If you have been holding off on buying this series I recommend that you run straight away to your nearest local comic shop and rectify the situation This has been consistently one of the best titles in a stellar Rebirth relaunch for DC. Below in the gallery are the two covers the title shipped with. Rating: 10/10



The Fleischer Bros. Superman Shorts (1941-1943)

Every Comic Book Movie (Ever) is an ongoing series which examines the long-standing relationship between comic books and film through individual works as well as groups of works. While it is likely impossible that a single person could write about every single comic book film ever made, the series hopes to provide insight that ranges widely across eras and styles of filmmaking – covering acknowledged classics, hidden gems, huge disasters, and relatively unknown works with an empathetic and critical eye.

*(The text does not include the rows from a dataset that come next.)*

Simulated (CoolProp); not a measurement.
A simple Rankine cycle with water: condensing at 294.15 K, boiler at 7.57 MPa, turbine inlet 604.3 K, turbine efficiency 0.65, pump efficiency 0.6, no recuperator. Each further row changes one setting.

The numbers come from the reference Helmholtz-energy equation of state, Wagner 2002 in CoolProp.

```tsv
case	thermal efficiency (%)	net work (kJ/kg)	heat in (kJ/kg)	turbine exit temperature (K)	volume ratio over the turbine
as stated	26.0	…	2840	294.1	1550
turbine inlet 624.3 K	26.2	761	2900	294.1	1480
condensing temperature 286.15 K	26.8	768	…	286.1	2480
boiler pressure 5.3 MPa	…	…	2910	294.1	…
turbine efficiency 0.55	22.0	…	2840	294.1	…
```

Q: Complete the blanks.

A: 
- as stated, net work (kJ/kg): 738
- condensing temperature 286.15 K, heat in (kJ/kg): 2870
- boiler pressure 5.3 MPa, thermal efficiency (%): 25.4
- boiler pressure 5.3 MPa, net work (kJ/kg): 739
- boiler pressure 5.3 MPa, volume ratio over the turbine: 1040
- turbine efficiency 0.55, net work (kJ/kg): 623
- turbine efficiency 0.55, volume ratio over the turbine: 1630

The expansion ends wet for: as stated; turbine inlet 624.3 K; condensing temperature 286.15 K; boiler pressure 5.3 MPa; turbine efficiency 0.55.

This being the first installment of the series, I thought I would write about a film (well, a group of short films) that is both a personal favorite, and something of an unimpeachable classic. Hence, the Fleischer Bros. Superman Shorts.


Fleischer Studios Logo

Max and Dave Fleischer began making shorts in the late nineteen-teens after Max Fleischer invented, patented, and sold the rotoscope. Starting work at Bray Studios, they eventually created their own studio (Fleischer Bros., Inc.) where they would go on to create original characters like Betty Boop and define pre-existing comic book characters like Popeye and, you guessed it, Superman. Without going too deep into the history, the Fleischers were, for a time, considered

the only real rival to Walt Disney’s animation dominance. In fact, the rotoscoping technique created by Max was used by Disney to make Snow White and the Seven Dwarves. Unfortunately, the studio was plagued by financial troubles and, by the time Superman was being produced, was mostly owned and run by Paramount.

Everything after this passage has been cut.